Of course not, it’s illegal. But from the Rosetta Stone to Banksie, it’s been going on a long time. So can graffiti ever acquire a social value?
London’s two famous Nelson statues had contrasting experiences in graffiti and vandalism lately. Our first Nelson, who has been a statue for nearly 200 years, Admiral Horatio Nelson, the hero of Trafalgar Square, stands on his 56 metre column and survived the Battles of Copenhagen, the Nile and the aerosol graffiti of the recent protests (although the plinth had “Revolution” emblazoned on it). The Christmas tree beside Nelson’s Column fared worse. The annual gift to the UK from the city of Oslo given since 1947 as a token of their gratitude for help in the war, war was lit ablaze by the vandals.
London’s other much loved Nelson statue, Nelson Mandela, who stands in Parliament Square got a tough time - graffiti and a rag tied round his neck (quite what the message was here is lost on me). Beside his neighbour, the statue of Churchill, the ground was marked with the words “Churchill, common gangster, traitor, killer.” Worse than that a man swung on a union flag draped to the Cenotaph, Whitehall’s Portland stone memorial to the war dead which just a few weeks ago saw dignitaries paying wreaths of poppies in remembrance of their sacrifice. Such lack of respect for people who died in the wars is high contemptible, and paradoxical in that our war dead died to save our very rights of expression that they the anarchists, quite distinct from the majority of the decent protesters, now abuse.
Despite the vandalism, the most iconic image of the recent student demo will surely always be a positive one - of school girls linking hands to save a police van from being battered by vandals, surely the most iconic London photo in ages.
Does graffiti ever have a place in society either in art, or a form of public expression?

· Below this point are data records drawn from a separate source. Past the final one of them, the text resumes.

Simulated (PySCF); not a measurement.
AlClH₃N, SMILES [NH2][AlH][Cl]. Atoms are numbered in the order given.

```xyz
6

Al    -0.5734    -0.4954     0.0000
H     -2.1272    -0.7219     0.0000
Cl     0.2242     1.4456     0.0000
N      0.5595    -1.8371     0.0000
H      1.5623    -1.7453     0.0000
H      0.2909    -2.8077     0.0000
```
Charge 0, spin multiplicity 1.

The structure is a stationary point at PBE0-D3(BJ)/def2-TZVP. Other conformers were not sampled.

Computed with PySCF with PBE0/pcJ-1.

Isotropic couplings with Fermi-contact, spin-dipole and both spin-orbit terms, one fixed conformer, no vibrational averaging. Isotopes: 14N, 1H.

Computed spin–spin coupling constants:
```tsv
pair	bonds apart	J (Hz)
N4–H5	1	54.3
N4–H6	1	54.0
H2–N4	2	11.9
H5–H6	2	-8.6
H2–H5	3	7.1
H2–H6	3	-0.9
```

Perhaps the most telling historical graffiti is in Pompeii the Roman city consumed by volcanic ash in 79AD, which preserved wall writings on a multitude of subjects. These range from the mundane “On April 19th, I made bread.” (Quiet why one would need to write that on a wall, I don’t know), to the factual, “Antiochus hung out here with his girlfriend Cithera,” which I suppose is an ancient version of “we woz ere”. There are rude ones such as “Epaphra, you are bald!” and “Phileros is a eunuch!” to the downright cruel “Chie, I hope your hemorrhoids rub together so much that they hurt worse than when they ever have before!”
But then there are graffiti that give helpful household hints such as, “Let water wash your feet clean and a slave wipe them dry,” and ofcourse to the romantic, “If anyone does not believe in Venus, they should gaze at my girl friend.” Unsurprisingly much of the Pompeii wall-chat is of an unsavoury nature, the great sentiments of human kind from Pompeii to the 21st century pub urinal have never changed and ancient graffiti is the common trig-point proof. Today, the Pompeii graffiti transmits messages across millennia about how people lived in 79AD with more lucidity and perceptive detail than any monument, tome or edict ever could. It’s a vox populi of the common person, a primitive community billboard for the masses unlike so much of written history where the words are given over to the victor or the intelligentsia. The tiny details of Chie’s haemorrhoids, the bitchiness of whoever wrote that, the intrigue, the debauchery, romance, boasting, show our commonality and oneness between nations and across time in full measure.
The Rosetta Stone and Graffiti
So given the passing of the sands of time through the hour glass, does a piece of graffiti acquire respectability? Does it at some juncture come of age and receive the badge of societal endorsement? Does time turn something worthless and crude in to a priceless historical artefact? Perhaps.
Take the Rosetta stone, the British Museum’s most important artefact which 200 years ago was used to help decipher hieroglyphics. It has three obvious scripts, Demotic, Hieroglyphics and Greek; but look closer and on its rugged edge and you might notice a fourth script: English. It’s a tad faint but can be still read as “Captured by the British Army 1805”, which purists at the time could have argued is a form of graffiti, defacing an ancient artefact. But today joining the dots backwards, it gives the stone an extra richness, another, more modern story for it to tell, about how the British fought Napoleon’s armies over 200 years ago to capture it in Egypt.
It’s not just old graffiti - modern graffiti too can be much coveted and loved at large. Take Banksy, the Bristol graffiti artist whose street art often of a political and thought-provocative nature is highly regarded and although books have been written about him and some of his stencilled wall art can sell for tens of thousands of pounds, is still essentially graffiti despite for despite its richness of thought, is held to be so due to its illegality.
(London City Steps in no way advocates graffiti but has a strong appreciation of Banksy and Pompeii. )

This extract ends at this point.